Miss Personality
[ roleplaying games | uncategorized | video games ][ AI | bioshock | connecting | context | experience | levine | NPC | storytelling ]
[ September 14th, 2011 ]
[ by: Spikey ]
Oh, this hits the goods in me.
I just got affirmation that my ramblings are not on the wrong side of tracks. I mean, Ken Levine of Bioshock fame recently floored the audience with the latest iteration of Bioshock franchise. He (ok, the team) didn’t do that by reinventing pixels, but by giving the artificial characters incentives, agendas and ability to act true to the context they’re in. Giving them, hopefully, traits and unexpected people personalities that make the journey from begin to finish a little less lonely tube affair. Well, in practice, it’s not that rosy but damn close as it’s not scripted into unconforming timeline. It rather tries to react to where the player goes, what he does and what’s around. Mirroring and angling the surroundings.
I mean to say, ahem, damn. Yes. This is how narrative and being-there experience and involvement and all the other once-vapour golden ideas will be done. By recognizing the need for them, and then shoveling resources at them like it was nobody elses business, because it’s not impossible unless you keep blindly listening to grey-faced suits who project future core targets based on what has sold in the past five years. Don’t look there. Future ain’t in the past, unless you take into account other mediums and forms of storytelling. Like, I don’t know, books or television series with people in them. Possibly interacting with each other. Ok, that was slightly on the trolling side but how else can it be said?
I’ve often heard how a properly done AI companion could feel like a buddy on coop-mode at your side. Watching the AI / NPC gameplay video, that goes right down the drain. Know why? Your buddy is never present.
Let me open that one.
When your best mate evar is playing alongside with you, you see only his actions and the resulting effects. Solved puzzles, blown guard towers, whatnot. What the videogame and the mission requires. However, when you turn to look at the guy or the gal you’ve spent your childhood with, falling in sync from trees and hitting the curb face first while barreling downhill with crap bicycles, you don’t see him/her. Just a badly animated videogame character that slides around and repeats the videogame motions.
No visual connection or context to tie with, nor personality shining through. Your bud can do just what the player character is limited to do, and that’s always in minority compared to AI characters who need to connect with at least the context of the story and dialogue when interacting with the player. Player model, who incidentally, stands proud and motionless like a big tree, deferred light glimmering in his normalmaps.

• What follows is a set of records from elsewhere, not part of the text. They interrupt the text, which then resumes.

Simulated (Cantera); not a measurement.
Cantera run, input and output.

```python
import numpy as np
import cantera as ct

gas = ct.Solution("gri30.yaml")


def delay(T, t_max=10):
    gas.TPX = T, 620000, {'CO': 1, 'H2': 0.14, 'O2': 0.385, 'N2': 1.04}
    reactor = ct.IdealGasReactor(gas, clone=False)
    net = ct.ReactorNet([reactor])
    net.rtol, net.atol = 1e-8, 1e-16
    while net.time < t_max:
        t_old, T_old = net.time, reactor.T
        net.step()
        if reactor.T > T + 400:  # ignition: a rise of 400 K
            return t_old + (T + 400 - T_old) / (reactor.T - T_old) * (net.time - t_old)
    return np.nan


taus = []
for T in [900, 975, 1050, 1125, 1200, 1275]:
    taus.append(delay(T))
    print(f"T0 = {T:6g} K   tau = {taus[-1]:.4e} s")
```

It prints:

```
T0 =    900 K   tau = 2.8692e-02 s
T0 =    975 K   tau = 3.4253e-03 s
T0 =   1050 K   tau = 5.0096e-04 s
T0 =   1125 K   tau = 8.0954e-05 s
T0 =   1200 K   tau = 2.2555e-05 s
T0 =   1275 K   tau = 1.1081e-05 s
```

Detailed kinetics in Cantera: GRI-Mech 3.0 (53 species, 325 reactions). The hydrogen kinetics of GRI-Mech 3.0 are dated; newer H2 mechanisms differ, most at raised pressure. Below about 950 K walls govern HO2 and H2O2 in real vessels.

Point being, you can’t properly connect with a stiff slidey videogame construct that has less naturality to its movements than an average kitchen appliance.
Your NPC buddy AI companion thing is not limited, though. As in the gameplay video, he/she can project very human traits — constructed, of course, but if they’re triggered by the surroundings and situation, they can become human. They become something player can relate with. Almost human reactions, if you may. If there’s an underlying structure and balance between predictability and unpredictability, they start to give off a whiff of a personality behind the actions.
Of course, there are logistics underneath. Building personality through animation, context sensitivity, AI, sound design, dialogue and all the other cogwheels of the machine is a massive task and there’s no sense nor chance to populate whole game world with such characters. It’d be awfully nice, of course, but then designers and writers would break their heads trying to make the key characters stand out. The mass and weight of it just needs to be recognized and placed accordingly in the game, to have it impact the world and story.
In regular co-op, as fun and blast it may be, your best bud fighting alongside you isn’t going to humor you by sticking his head into a barrel and testing the echo for the fun of it. That’s not acting out in a world together. It’s more akin to perhaps scooting radiocontrolled cars around a track together. Bloody good fun, yes, but try and stick that into a narrative context and something’s gonna be missing, unless just watching events unfold from synchronized actions counts. Sometimes it does, but even then it has to be done from the get go with that in mind without shooting for what can’t be done. Recognizing the means, etc.
Of course, getting back to the gameplay video, nothing’s done right until it’s in the hands of everyone and receiving actual love and tears. So far there’s only a glimpse of gameplay video, and cynicism is easy. I for one try and be optimistic about this, as I take this bloody personally. Now, that camera and some of the strained sort of animation.. Ah, can’t have everything in one go, can I?